Given a Web server and different classes of clients, the goal is to provide service differentiation by HTTP request scheduling on the website gateway. All HTTP requests originated from clients will pass through the website gateway and the gateway will schedule them to the Web server according to the QoS policies and the service rate of the Web server.
The website gateway first classifies the incoming requests into different service classes by inspecting the content of IP headers, HTTP headers, and HTTP payloads. Then the website gateway decides which request should be fetched next from different service classes and when it should be released to the Web server according to the QoS policies and the service rate of the Web server, respectively. For knowing the characteristics of Web pages stored in the Web server, the website gateway probes the Web server before the on-line operation. In a word, request classification, request scheduling and server probing are the three elements the website gateway does for service differentiation. These issues are discussed more deeply below.
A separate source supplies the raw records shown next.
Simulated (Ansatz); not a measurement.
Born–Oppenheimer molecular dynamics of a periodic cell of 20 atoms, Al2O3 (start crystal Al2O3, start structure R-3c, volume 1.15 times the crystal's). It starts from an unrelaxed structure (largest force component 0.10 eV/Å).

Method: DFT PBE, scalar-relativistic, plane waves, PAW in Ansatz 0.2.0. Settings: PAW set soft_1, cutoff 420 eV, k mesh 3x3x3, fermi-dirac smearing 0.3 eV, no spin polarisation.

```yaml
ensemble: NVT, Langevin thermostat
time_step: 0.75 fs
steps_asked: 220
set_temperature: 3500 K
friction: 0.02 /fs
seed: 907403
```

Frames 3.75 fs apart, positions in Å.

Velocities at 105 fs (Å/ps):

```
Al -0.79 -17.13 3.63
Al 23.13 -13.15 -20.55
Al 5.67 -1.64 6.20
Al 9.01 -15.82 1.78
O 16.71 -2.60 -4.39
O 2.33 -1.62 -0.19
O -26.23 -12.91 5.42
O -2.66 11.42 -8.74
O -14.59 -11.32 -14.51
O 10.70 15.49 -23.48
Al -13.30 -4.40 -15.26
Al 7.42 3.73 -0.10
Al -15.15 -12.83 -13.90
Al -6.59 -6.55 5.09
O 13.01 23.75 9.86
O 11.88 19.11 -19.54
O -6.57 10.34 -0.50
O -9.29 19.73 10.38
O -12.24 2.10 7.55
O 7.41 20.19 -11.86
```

For concentrating on the design of the request scheduling, the dynamically generated Web page and the cluster of servers are not considered in this work. A dynamically generated page varies its URL and response size. This makes the gateway hard to seize the characteristics of dynamic pages. In multiple-server scenarios, the issues of the server load balancing also need to be considered. Therefore, we only focus on a single Web server with static Web pages in this work.
2.1 Request Classification
A common classification paradigm is to inspect the IP 5-tuples (source IP address, destination IP address, source port number, destination port number, and protocol type) of a
packet header. However, this type of classification is content-blind, that is, the classifier cannot see the information contained in the application layer protocols. The website operator may wish to define more flexible QoS policies based on the application layer protocols such as HTTP for service differentiation. Therefore, the classifier should be content-aware, i.e. see the information contained in the application layer protocols. Below is some usable information for classifying Web requests based on HTTP.
1. URL (Uniform Resource Locator): An URL usually contains host name, port number, username/password, URL path, and file extension.
2. HTTP header: Some useful fields are “Authorization”, “Proxy-Authorization”, and
“User-Agent”.
3. HTTP payload: HTTP payload may contain session level identifiers. Cookie and SSL ID (Secure Sockets Layer Identifier) are two examples.
In our work, a content-aware classification mechanism on the website gateway is presented to provide flexible QoS policies for website operators.
2.2 Request Scheduling
After HTTP requests have been classified and accumulated in the corresponding queues, the request scheduler decides which request should be fetched next and when it should be released to the Web server. For service differentiation, each class queue is assigned a weight and the server resource is proportionally partitioned according to the weights. The larger weight a class has, the more server resource the requests in that class can utilize. In our work, the server resource is partitioned based on throughput because it explicitly stands for the output rate of an HTTP response. Therefore, the request scheduler schedules requests for partitioning the throughput of the server.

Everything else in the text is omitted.